GuidesTerm of the Week: Data Types

Term of the Week: Data Types

The previous article in this series (“Variables Defined“) touched briefly on the concept of data types. In this article, you’ll look at data types a little more in depth and examine why they are important to programmers.

Two of the most important concepts related to types are type checking and strong versus weak typing. Type checking is ensuring that the data types used match the constraints of the language. For example, type checking makes sure that your code isn’t trying to stuff string data into an integer data type. There are a couple of different methods for checking for mismatches. Some languages to use static typing. This means that your types will be checked at compile time and that no potential type mismatches will be allowed there. One frequently cited advantage of statically typed languages is that they run faster because the types have already been checked at compile time and there is no ambiguity over the type at run time. Another advantage is that, the more power types have, more are constraints placed on them by the language and the type checker. This means that a programmer won’t overly rely on an unnecessarily powerful type to perform simple tasks.

The other method for type checking is dynamic checking. Dynamic checking is performed at run time. So, the type isn’t actually checked until you bind a value to a variable. A cited advantage in using a dynamically checked language is that the debugger becomes more useful. If you encounter a type error during a debug run, it’s easier to change the type in the debugger.

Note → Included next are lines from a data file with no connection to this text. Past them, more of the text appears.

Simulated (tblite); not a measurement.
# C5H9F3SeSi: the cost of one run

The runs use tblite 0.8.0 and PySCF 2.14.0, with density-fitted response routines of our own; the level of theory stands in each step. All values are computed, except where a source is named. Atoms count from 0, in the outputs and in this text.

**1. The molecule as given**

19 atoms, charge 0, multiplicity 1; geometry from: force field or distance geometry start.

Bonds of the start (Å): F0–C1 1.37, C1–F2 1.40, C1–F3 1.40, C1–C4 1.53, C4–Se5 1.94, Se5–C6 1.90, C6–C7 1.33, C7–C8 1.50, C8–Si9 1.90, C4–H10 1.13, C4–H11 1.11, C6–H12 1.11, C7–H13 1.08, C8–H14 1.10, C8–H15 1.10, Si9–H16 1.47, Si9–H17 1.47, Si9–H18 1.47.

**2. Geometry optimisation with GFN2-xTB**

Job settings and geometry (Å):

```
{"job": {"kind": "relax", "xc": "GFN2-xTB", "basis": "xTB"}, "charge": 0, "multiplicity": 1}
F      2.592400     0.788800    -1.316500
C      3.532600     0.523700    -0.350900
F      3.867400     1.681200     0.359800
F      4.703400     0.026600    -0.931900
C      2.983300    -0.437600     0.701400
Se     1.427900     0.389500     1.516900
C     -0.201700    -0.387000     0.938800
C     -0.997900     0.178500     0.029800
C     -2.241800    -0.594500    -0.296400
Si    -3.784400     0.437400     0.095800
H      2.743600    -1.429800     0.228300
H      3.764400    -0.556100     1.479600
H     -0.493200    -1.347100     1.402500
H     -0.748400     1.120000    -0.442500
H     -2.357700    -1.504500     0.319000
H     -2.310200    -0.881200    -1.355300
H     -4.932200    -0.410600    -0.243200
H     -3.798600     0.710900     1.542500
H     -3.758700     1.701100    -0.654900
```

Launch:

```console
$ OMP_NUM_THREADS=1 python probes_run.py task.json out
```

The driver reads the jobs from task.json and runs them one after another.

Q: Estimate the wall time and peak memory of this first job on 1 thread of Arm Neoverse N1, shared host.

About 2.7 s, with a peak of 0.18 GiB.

There is no universal agreement on what constitutes a strongly typed language versus a weakly typed language. Most generally, if a language uses static (compile time) type checking and that type checking can’t be evaded, it fits most definitions of a strongly typed language. An example showing the effect of a strongly typed language is that you can’t perform addition (the + operation) on variables of different types in a strongly typed language—adding a string and an integer makes no sense. A strongly typed language should, at run time, check any variables that will be added and ensure that they have been defined as compatible types.

Weakly typed languages, on the other hand, can allow some operations to pass type checking that a strongly typed language won’t allow. If the language is doing type checking at run time, it will allow you to compile a + b without knowing that a and b are the same variable type if the types aren’t assigned until data is bound to the variable at run time. In fact, some weakly typed languages will go so far as to allow a + b even if an integer is bound to a and a string bound to b (or some other seeming mismatch of types). In this case, instead of performing addition (2 + 2 =4), the language will assume the program intended a different type of operation to be defined by + (called operator overloading) and might define 2 + jim = 2jim.

I’ve mostly used integer and string types as examples here. I’ve used these because for most people, it’s intuitive that a string (“jim”) and an integer (“2”) aren’t the same kind of thing that languages define as “types.” But, there are plenty of other mismatches: performing division on a boolean (true or false only) makes no sense, concatenating two floating points makes no sense (where does the decimal belong?), and so forth. Likewise, as shown above in the operator overloading example, some languages define overloaded operations that aren’t intuitive (letting + mean addition or concatenation). So, these are the examples that are easiest to understand without belaboring infinite possible exceptions in dozens of different languages.

It is important when starting with any new language to know whether it uses static or dynamic type checking. This will determine in part how rigorous your type declarations must be. You also need to know whether operators can or will be overloaded and just exactly what overload operations will be used. All of this is determined on a language-by-language basis.

For Further Reference

About the Author

Jim Minatel is a freelance writer for Developer.com in addition to working with Wiley and WROX publishing. He maintains a blog at http://wroxblog.typepad.com.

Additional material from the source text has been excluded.